How do you eat an elephant? In small chunks, of course! Joking aside, achieving big goals in life is much the same. It has to be handled in small parts. Here, we look at goal setting to achieve those big targets. Whilst it may appear that this article is aimed at those who desire success on the international stage, these principles can be applied to wanting to compete for your region and in fact, all aspects of your life.
Every January we start to think about our resolutions and goals for the year ahead. These are often trying to be healthier, losing few pounds, exercising and eating better and becoming a better version of ourselves. In sport, they could be representing a team or country.
We often fix on where we want to be – to look better, fit into summer clothes, to be at the European Championships. We do this, rather than focussing on the journey to meet our goals. Without working out the journey or working out what we need to do, we’re often left making excuses and quite often we don’t achieve the success/results we set.
We don’t look around and reach out to seek the right support to help us on our journey. This is because we don’t fully recognise the journey and what needs to be undertaken. The impact of not reaching out and getting the right support is that, maybe we are going in the wrong direction or even getting lost. A strong support system needs to be used to assist us in achieving those goals.
So, what are the strategies to reach out?
Find the right people that can help you grow as a person and as a fencer. You can’t travel the journey alone – you will need sparring partners. Not only on the piste but sometimes you should listen to what others have to say about your ideas and/or your development need. Talking through a big fight and your concerns with a teammate can lead to a breakthrough faster than mulling it over in your head. It takes trust and a focus for team competitions and developing trust in your teammate, who next week maybe your opponent. Working together with others can lead to greater achievements and it is also a lot more fun!

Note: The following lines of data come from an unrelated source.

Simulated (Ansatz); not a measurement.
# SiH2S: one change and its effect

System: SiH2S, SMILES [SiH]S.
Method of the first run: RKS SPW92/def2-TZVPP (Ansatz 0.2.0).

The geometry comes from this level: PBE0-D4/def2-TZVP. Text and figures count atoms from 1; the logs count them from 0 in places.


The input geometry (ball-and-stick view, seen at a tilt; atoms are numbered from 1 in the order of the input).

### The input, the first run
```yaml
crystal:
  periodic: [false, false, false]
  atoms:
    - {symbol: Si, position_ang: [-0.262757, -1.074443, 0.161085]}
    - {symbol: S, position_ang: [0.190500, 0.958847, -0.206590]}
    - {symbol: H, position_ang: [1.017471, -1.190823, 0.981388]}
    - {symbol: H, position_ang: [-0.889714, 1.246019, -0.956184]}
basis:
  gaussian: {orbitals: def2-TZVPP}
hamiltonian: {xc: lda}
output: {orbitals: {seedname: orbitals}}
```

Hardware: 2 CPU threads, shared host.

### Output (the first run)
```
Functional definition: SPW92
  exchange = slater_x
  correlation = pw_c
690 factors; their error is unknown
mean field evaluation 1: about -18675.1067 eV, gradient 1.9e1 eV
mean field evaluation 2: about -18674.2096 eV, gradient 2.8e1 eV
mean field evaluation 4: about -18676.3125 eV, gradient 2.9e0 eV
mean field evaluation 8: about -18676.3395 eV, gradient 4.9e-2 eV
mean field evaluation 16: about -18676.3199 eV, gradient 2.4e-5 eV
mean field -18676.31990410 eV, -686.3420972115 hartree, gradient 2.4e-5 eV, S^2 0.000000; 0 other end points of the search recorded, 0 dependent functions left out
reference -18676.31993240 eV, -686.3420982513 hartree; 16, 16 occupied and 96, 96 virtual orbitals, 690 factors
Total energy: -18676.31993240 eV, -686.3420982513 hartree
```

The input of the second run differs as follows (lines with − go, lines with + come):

Don’t be afraid to ask for help
Always remember your network and know what your end goal is in that development phases because they might be the ones who will help you to get there. They might have a fresh perspective on different ways of reaching that goal but they might also be able to flag up meaningful opportunities that you can follow.
“If you’re not vocal about your goals, you’ll silently accept failure.”
Write it down
Writing it down makes it real. It makes the dreams tangible. The idea of goals and targets can seem far-off and intangible when they’re just floating around in your head.
Read Richie’s story
Richie McCaw (former New Zealand Rugby Union captain) talked about a significant conversation he had with his uncle.
It was held at McDonald’s in Timaru. McCaw had been selected for trials for the 1999 New Zealand under-19 squad and was showing his uncle the summer programme they had been given to keep fit.
Uncle Bigsy said, “Do you want to be an All Black?” McCaw answered in the affirmative, so a serviette was produced and the pair mapped out how he was going to achieve that goal.
While in his first year at Lincoln University studying Agricultural Science, McCaw wanted to make the New Zealand U19s and Canterbury U19s squads. The following year, he wanted to make the New Zealand Colts.
From there, he would make the Canterbury U21s team and following that, the Canterbury senior team.
They figured that after the 2003 World Cup a few players would head overseas and he would make the Crusaders and everything going to plan – making the All Blacks in 2004.
Uncle Bigsy didn’t stop there, making McCaw commit to being a Great All Black. McCaw couldn’t summon the courage to write it out in full, so he scribbled “G.A.B.” and then, under his uncle’s watchful eye, signed it and later pinned it to a cupboard back home in Kurow.
Given McCaw’s genius for openside flank play, the chances are he would have made it whatever the circumstances but Uncle Bigsy’s role should not be minimised. With McCaw’s signature, he had effectively signed his first contract, which owed everything to intrinsic motivation and nothing with monetary reward. McCaw first played for the All Blacks in 2001.
While committing your aspirations to paper may seem like a meaningless or insignificant step towards achieving them, doing so can be a symbolic motivator. Sharing your goals with family and friends may help to propel you forward in your journey.
We’re all in teams at home, social life, work, school and university, and whether we recognise it or not, our teams play a role in enabling us to do what we do. You could keep a record of your progress and then share these notes with your friends and colleagues?